Mumbai in the first decade of the 21st century is evidently on the threshold of a new and prosperous era. Having understood the city's strategic importance, economists are predicting greater international role for it, while town-planners are working overnight for its make over, expecting in-flow of unforeseen wealth. Paradoxically, however, intellectualism that this progressive, multi-cultural city had inherited is conspicuously on decline. Whether in social reform or in cultural renaissance, in literature or in performing arts, Mumbai had enjoyed an undisputed position of leadership for well over a century. Today it suffers from intellectual insolvency and cultural slide down. Once known as the most progressive city of India, Mumbai appears to have abandoned the path of enlightenment. The author, in a severe indictment of academicians, media persons, writers and culture bearers, holds failure of intellectuals responsible for this malaise.
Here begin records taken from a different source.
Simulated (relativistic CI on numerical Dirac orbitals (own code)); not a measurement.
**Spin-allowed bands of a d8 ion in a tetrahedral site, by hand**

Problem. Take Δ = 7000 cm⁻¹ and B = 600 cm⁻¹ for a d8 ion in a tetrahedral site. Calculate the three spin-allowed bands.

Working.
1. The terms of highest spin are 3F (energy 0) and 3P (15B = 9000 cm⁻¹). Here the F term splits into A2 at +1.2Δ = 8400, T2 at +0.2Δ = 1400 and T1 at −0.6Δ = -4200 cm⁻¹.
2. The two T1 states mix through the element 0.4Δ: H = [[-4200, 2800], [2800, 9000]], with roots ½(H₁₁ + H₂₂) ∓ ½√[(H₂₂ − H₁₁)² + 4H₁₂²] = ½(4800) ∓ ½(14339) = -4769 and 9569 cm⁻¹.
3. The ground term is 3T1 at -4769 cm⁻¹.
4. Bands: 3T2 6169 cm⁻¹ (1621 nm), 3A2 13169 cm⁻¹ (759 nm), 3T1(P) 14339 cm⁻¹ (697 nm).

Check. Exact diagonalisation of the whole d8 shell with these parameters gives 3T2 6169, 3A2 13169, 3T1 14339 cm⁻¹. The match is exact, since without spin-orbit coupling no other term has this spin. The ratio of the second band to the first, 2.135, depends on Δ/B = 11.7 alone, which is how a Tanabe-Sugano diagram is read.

Dr. Aroon Tikekar is a renowned journalist and writer and is presently President of the Asiatic Society of Mumbai, a premier institution of higher learning in Western India.
This small book is largely a compilation with necessary revision and enlargement of four lectures delivered by me between 1997 and 2007 on a theme of intellectualism in Bombay, or Mumbai as it is officially renamed since 1995. Although all the lectures appeared to have a sort of continuity in them, they were not exactly connected as they were written at different times. They were neither delivered chronologically, nor were the audiences same. Each lecture, moreover, was titled differently. Chronologically arranged their titles would have read as:
1. An intellectual in today's society, the 11th death anniversary of Madame Sophia Wadia Lecture, delivered on 26th April 1997 at the Theosophy Hall, Mumbai;
2. The writer and society, the 30th Lala Lajpatrai Memorial Lecture delivered on 28th January 2003 at the Lala Lajpatai College, Mumbai;
3. Intellectualising of Bombay: formation of some early literary and scientific societies, SpecialBicentennial Lecture, delivered on 25th April 2004 at the Asiatic Society of Mumbai; and
4. The Minimum City: how and why Mumbai lost its intellectual leadership, the Justice Mahadev Govind Ranade Oration, delivered on 13th March 2007, at the Convocation Hall, University of Mumbai.
It will be evident that the word Bombay or Mumbai, although used in the text for the city of Bombay or Mumbai in particular, applies on a general level to the entire area that was called the Bombay Presidency during the British rule, and which today constitutes the major area of the State of Maharashtra.
I had intended to present these lectures individually in thematic sequence rather than in the order they were delivered. However the gaps in the argument were wide and evident, and therefore required to be filled up. Some parts needed revision while a few ideas were found to be repetitive. I had therefore to rework on the texts of all the four lectures to bring cogency in the argument. The book did not consequently remain a collection of the 'four lectures'.
There are numerous books on modern Maharashtra that deal with one or many aspects of its history after 1818 when power was ceded to the British in this part of the country, yet there are not many that trace its intellectual history, with the exception of Rev.